Let’s load the packages we’ll need, load the dataset, and take a look at it.

# Packages
import numpy as np
import pandas as pd
import matplotlib.pyplot as plt
import seaborn as sns
from scipy.stats import poisson 
import urllib.request, json 

# Plot settings
%matplotlib inline
%config InlineBackend.figure_format = 'svg'
sns.set()

PK = pd.read_csv('fatal-police-shootings-data.csv', 
                 encoding='latin1')

PK.sample(n=10)

	id	name	date	manner_of_death	armed	age	gender	race	city	state	signs_of_mental_illness	threat_level	flee	body_camera
2687	2984	Jeffory Hughes	2017-09-26	shot	gun	50.0	M	W	Fairview	TN	False	attack	Not fleeing	False
426	542	Raymond Phillips	2015-06-11	shot	gun	86.0	M	NaN	Columbia	TN	True	attack	Not fleeing	False
3155	3496	Justin Lee Dietrich	2018-03-12	shot	vehicle	32.0	M	W	West Fargo	ND	False	attack	Car	False
1589	1776	Jesse James Romero	2016-08-09	shot	gun	14.0	M	H	Los Angeles	CA	False	attack	Foot	True
343	439	Shaun Johnson	2015-05-08	shot	sword	35.0	M	W	Kearny	AZ	False	attack	Not fleeing	False
3015	3346	Humberto Vera-Munoz	2018-01-24	shot	unknown weapon	27.0	M	H	Sparks	NV	False	other	Foot	False
1822	2028	Kenton Kobza	2016-11-08	shot and Tasered	unarmed	19.0	M	W	Hays	KS	False	attack	Car	False
3150	3499	Juan Garcia Alvarez	2018-03-11	shot	gun	57.0	M	H	Midland	TX	False	attack	Not fleeing	False
1160	1323	Earl Hicks	2016-02-28	shot	gun	44.0	M	W	Rapid City	SD	True	attack	Not fleeing	False
964	1108	Guadalupe Quiroz	2015-12-21	shot	gun	34.0	M	H	Hemet	CA	False	attack	Not fleeing	False

Let’s look at the distribution of these killings across the US. We’ll use Bokeh to plot the number of killings in each city as a circle, where the area of the circle corresponds to the number of people shot by police in that city. We’ll use OpenStreetMap Nominatim to geocode the locations of each city.

# Import bokeh components
from bokeh.plotting import figure, show
from bokeh.io import output_notebook
from bokeh.models import ColumnDataSource, Circle, HoverTool
from bokeh.tile_providers import CARTODBPOSITRON_RETINA
output_notebook()

# Functions to convert lat and lon to Mercator coords
def lat_to_mercY(lat):
    """Convert Latitude to Mercator Y"""
    return np.log(np.tan(np.pi/4+np.radians(lat)/2))*6378137.0

def lon_to_mercX(lon):
    """Convert Longitude to Mercator X"""
    return np.radians(lon) * 6378137.0

# Count shootings per city
PK['citystate'] = PK.city.astype(str)+' '+PK.state.astype(str)
PKc = PK.citystate.value_counts().to_frame()

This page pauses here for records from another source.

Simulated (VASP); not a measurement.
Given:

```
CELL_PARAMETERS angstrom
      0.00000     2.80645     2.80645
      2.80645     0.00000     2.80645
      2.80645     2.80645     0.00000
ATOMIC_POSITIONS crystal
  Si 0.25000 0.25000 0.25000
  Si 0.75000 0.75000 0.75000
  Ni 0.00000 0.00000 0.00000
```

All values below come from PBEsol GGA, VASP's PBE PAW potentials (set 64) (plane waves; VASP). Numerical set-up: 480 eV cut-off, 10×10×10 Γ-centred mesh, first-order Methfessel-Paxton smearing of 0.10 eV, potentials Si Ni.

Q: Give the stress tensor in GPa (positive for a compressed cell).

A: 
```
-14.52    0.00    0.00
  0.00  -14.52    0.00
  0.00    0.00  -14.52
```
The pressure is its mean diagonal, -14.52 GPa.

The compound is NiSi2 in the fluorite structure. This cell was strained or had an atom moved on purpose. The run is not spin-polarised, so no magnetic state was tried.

# Look up latitude + longitude of cities w/ OSM geocoding
cities = [c.replace(' ', '%20') for c in PKc.index.tolist()]
Surl = 'http://nominatim.openstreetmap.org/search/'
Furl = '%20USA?format=json'
X = []
Y = []
for c in cities:
    try:
        with urllib.request.urlopen(Surl+c+Furl) as url:
            data = json.loads(url.read().decode())
        X.append(float(data[0]['lon']))
        Y.append(float(data[0]['lat']))
    except (IndexError, UnicodeEncodeError): #couldn't geocode city
        X.append(np.nan)
        Y.append(np.nan)

# Data source table for Bokeh
source = ColumnDataSource(data=dict(
    X = lon_to_mercX(X),
    Y = lat_to_mercY(Y),
    size = 7*np.sqrt(PKc.citystate),
    num_shot = PKc.citystate,
    city = PKc.index.tolist()
))

# Tooltips (on hover)
tooltips=[('People shot', "@num_shot"), 
          ('City', "@city")]

# Plot the points
p = figure(plot_width=800, plot_height=500, 
           x_range=(-7300000, -14500000), 
           y_range=(2500000,7000000),
           title='Police Shootings by City', 
           active_scroll="wheel_zoom", tooltips=tooltips)
p.add_tile(CARTODBPOSITRON_RETINA) #set background map
p.circle('X', 'Y', source=source, size='size', #plot each station
         fill_alpha=0.5, line_color=None, color='crimson')
p.axis.visible = False
show(p)

Full screen map

The Post is only recording killings where the individual killed was shot by police. Therefore, all the people killed by police in the dataset were shot, but around 6% were also tasered.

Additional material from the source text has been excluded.